By: Chef John Besh
Our Louisiana mayhaws don’t have much juice, and so it takes an awful lot of them to make jelly. (Crabapples are a good substitute.) If you squeeze the fruit juices through the jelly bag or cheese- cloth you’ll have better yield, but the juice will be cloudy. Either way it’ll taste great. Cooking pears are those hard varieties that are better cooked than raw.
NOTE: To sterilize the jars, bottles, and lids for preserves, place them on a rack in a large canning pot, fill with water to the tops of the jars and bring the water to a boil for 5 minutes. Then, use tongs to carefully remove the jars and bottles. Drain them upside down on a clean kitchen towel until ready to fill.
12 pounds mayhaws, halved
5 pounds cooking pears, quartered
5–6 cups sugar, approximately
Put the mayhaws, pears, and enough water to cover the fruit halfway into a large heavy-bottomed pot. Cook over moderate heat until the fruit is very soft, at least 30 minutes.

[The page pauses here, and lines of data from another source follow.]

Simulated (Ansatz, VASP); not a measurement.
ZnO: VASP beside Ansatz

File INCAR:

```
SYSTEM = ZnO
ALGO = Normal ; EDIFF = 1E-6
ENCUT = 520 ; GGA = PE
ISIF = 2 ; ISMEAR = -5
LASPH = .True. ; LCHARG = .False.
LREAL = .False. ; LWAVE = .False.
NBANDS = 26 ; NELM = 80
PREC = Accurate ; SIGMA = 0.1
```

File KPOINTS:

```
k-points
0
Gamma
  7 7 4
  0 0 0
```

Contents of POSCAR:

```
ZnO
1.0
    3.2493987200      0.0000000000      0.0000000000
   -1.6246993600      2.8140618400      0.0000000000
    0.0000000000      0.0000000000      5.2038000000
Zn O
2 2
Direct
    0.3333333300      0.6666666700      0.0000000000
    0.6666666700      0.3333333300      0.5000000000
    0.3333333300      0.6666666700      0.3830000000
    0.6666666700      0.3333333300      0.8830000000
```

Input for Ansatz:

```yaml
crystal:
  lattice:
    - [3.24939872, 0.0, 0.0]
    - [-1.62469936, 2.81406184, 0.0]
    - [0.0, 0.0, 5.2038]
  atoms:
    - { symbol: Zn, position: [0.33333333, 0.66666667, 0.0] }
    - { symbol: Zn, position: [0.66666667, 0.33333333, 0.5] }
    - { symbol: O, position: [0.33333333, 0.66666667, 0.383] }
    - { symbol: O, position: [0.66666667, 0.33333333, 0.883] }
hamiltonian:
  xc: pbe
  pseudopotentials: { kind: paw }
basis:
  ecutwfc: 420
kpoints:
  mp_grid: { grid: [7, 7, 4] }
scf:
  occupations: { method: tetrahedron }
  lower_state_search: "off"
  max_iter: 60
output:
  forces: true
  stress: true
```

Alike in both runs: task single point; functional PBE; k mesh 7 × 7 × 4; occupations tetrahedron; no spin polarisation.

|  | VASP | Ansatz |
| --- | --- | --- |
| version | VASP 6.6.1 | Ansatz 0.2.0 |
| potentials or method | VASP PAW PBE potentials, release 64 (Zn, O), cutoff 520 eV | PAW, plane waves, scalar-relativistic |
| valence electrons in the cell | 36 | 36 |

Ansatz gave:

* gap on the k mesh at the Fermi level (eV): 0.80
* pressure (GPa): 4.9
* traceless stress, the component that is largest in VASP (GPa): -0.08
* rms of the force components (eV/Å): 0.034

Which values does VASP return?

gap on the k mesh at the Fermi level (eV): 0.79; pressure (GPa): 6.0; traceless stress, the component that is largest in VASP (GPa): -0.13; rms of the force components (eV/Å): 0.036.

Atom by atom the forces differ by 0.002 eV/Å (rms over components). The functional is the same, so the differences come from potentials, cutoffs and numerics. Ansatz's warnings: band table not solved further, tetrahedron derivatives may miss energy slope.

Transfer the cooked fruit to a jelly bag or a cheese- cloth-lined strainer suspended over a bowl. Allow the juice to drip through the cloth for a couple of hours (or overnight). Measure the juice and pour it back into the cleaned pot. For every cup of juice, add 1⁄2 cup sugar.
Bring the juice to a vigorous boil over high heat. Boil until the juice thickly coats the back of a spoon, 10–20 minutes.
Ladle the jelly into hot, sterilized jars, leaving 1⁄4 inch of headspace. Wipe the rims of the jars clean, then place sterilized lids on top and screw on the rings.
Use tongs to put the filled jars into a canning pot of boiling water over high heat. Make sure the water covers the jars by at least 2 inches. Boil for 5 minutes. Use tongs to carefully remove the jars from the water; place on a kitchen towel. Allow the jars to cool completely before you move them.